Saturday, March 07, 2026

Happy Attainment Day, Dr. McPhee!

When I began this post last week, I had just learned that one of my favorite writers is about to turn 95. I learned this because I was answering a question in one of the many book groups I follow online, which was asking users to name a famous author -- living or dead -- we would like to meet. For National Authors Day last autumn, I wrote about some of the authors I had been fortunate enough to meet already, and for some reason John McPhee came to mind as one I would like to meet. And I don't think he would mind that this led me to check on the key question: living or dead. Not only is he very much alive: he is listed as a professor at Princeton. Not an emeritus professor, as i hope to become in 2028, but an actual professor -- though presumably with a light teaching load at this point. 

Since our family recognizes attainment days with as much enthusiasm as birthdays, I spent the week working toward posting this on the day before his birthday. John McPhee will know he is 95 on March 8, but we will know he has completed his 95th year on the day before: March 7. 

All of McPhee's more than thirty books were first serialized in The New Yorker. According to his Wikipedia biography, that relationship began the year before I was born -- a little sleuthing reveals that the article "Basketball and Beefeaters" was published two months before I was born. In it, he explains how he ended up playing basketball in England. 

He had first avoided it, thinking it not a very British game, but a lacrosse injury (inflicted by him, not on him) set him to what he ultimately decided was a suitable sport for "the world's foremost indoor nation. He goes on to describe the importance of place -- home-court advantage was never described with such careful attention. 

I have spent a lot of time in a wide range of school gyms, but never encountered oddities and absurdities as severe as the ones he describes. One of the oddest things he describes is a game that he personally instigated in a most unusual outdoor space.

He has been writing for that one periodical for my entire life. Just last year, he wrote about his first appearance in the magazine -- he was shown as the team mascot on the sidelines of a Princeton football game two years before my father was born. In other words, he has been at this for a long time. 

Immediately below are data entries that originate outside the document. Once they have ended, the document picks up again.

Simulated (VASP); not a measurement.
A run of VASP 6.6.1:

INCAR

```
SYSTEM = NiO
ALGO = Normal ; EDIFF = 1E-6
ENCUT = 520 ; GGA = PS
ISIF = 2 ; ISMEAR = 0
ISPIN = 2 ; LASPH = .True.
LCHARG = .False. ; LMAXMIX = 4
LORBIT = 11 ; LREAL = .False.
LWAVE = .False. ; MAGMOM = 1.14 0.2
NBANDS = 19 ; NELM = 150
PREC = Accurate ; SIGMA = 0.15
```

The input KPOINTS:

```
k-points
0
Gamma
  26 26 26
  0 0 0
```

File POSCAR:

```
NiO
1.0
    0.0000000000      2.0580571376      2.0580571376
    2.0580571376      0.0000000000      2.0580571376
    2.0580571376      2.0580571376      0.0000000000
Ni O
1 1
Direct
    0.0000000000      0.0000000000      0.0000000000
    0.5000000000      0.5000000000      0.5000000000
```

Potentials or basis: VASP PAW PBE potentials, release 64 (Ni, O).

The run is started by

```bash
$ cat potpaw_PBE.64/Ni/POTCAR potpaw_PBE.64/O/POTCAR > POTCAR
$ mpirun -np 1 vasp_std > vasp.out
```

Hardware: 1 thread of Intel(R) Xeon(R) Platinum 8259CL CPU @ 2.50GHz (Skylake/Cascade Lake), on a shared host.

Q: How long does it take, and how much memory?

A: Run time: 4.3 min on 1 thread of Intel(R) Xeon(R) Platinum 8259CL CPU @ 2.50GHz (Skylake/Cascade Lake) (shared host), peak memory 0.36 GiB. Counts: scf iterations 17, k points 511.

At my own university, I can think of two colleagues as permanent features -- people who came here as undergraduates, went away to grad school but briefly, and returned as educators for the rest of their careers -- about a half century each. The attachment of John McPhee to Princeton is even deeper -- closing in on an entire century. He was born there because his father worked there and although he is well traveled, he lived elsewhere for school only during brief educational forays at two prestigious schools. His older brother Henry McPhee, Jr. had been born in Iowa -- apparently before their father became the athletic department physician at Princeton -- and went on to a legal career that included service with President Eisenhower.

Goodreads Links

To see all of his books, go to the John McPhee author page on Goodreads. I have not delved deeply enough to understand the discrepancy between the 31 books mentioned on his own site and the 121 distinct works mentioned here. In any case, there is PLENTY from which to choose! 

Below are all of his books that I have read, in the order of their publication. I have posted reviews of about half of the ones I have read. Each of these "reviews" is fairly brief, just giving some idea of my interest in the work. 

Oranges (1967) my review

The Pine Barrens (1967)

Encounters with the Archdruid (1971) my review

The Survival of the Bark Canoe (1975) my review

Coming Into the Country (1977) my review

Basin and Range (1981)

Rising from the Plains (1986)

The Control of Nature (1989) my review -- probably my favorite McPhee book

Looking for a Ship (1991)

McPhee is not, of course, the only author I enjoy. Readers are invited to look at all of my Goodreads reviews and all of the books I have read and thought to add to my profile

Lagniappe 

Even if you have not read anything by McPhee, you are very likely to have read something written or edited by one of his students or one of his daughters. The John McPhee Wikipedia entry provides links to some of those he has influenced.